Launch and land
Not one week after it was officially commissioned and entered into service by President Trump, the Navy’s USS Gerald R. Ford is already making headlines. The supercarrier launched and landed its first aircraft using state-of-the-art magnetic technology on Friday.
So long, steam
Prior to Friday’s launch, the USS Ford had used a stream-driven catapult system for launching aircraft. The new digital, magnetic technology – officially called the Electromagnetic Aircraft Launch System (EMALS) – will save space below deck and can handle 25 percent more aircraft launches per day.
Though many initially balked at costs of the upgrade – including President Trump himself, the EMALS system is actually projected to save the government about $4 billion over the next 50 years.
EMALS was successfully tested in Lakehurst, New Jersey before Friday’s launch, which included A-18F Superhornet fighter jets from the Patuxent River, Maryland Naval base.
According to the commander of the U.S. Fleet Forces, Admiral Phil Davidson, it was a day for the books.
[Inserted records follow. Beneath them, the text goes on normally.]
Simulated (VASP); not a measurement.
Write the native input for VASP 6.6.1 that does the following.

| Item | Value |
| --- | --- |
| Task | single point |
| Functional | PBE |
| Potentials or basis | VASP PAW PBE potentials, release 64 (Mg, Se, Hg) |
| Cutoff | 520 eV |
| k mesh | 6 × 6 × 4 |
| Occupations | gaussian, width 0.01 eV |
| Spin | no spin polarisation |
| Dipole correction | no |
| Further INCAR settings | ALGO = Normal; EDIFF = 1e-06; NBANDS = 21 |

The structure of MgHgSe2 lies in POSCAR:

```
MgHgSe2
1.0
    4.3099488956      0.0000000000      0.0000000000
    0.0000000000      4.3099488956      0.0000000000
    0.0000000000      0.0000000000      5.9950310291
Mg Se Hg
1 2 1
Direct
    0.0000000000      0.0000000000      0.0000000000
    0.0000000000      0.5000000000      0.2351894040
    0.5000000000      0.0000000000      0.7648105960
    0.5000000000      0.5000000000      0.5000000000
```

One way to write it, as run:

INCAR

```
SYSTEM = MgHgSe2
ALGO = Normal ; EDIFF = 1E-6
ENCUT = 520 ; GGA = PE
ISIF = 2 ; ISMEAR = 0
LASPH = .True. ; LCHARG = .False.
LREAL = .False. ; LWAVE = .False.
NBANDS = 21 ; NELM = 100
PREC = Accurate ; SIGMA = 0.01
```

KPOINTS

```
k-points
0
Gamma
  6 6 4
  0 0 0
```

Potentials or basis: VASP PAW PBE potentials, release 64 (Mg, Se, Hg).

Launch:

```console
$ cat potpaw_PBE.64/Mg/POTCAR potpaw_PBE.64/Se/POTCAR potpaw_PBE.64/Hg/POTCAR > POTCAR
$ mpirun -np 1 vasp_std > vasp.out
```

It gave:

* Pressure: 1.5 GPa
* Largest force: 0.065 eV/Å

“Today, USS Gerald R. Ford made history,” Davidson said. “Great work by the Ford team and all the engineers who have worked hard to get the ship ready for this milestone.”
The Ford-class carriers are currently the only Naval carriers using the EMALS system. Though a proposal to retrofit Nimitz-class carriers was introduced, experts said the added weight could impact ship stability.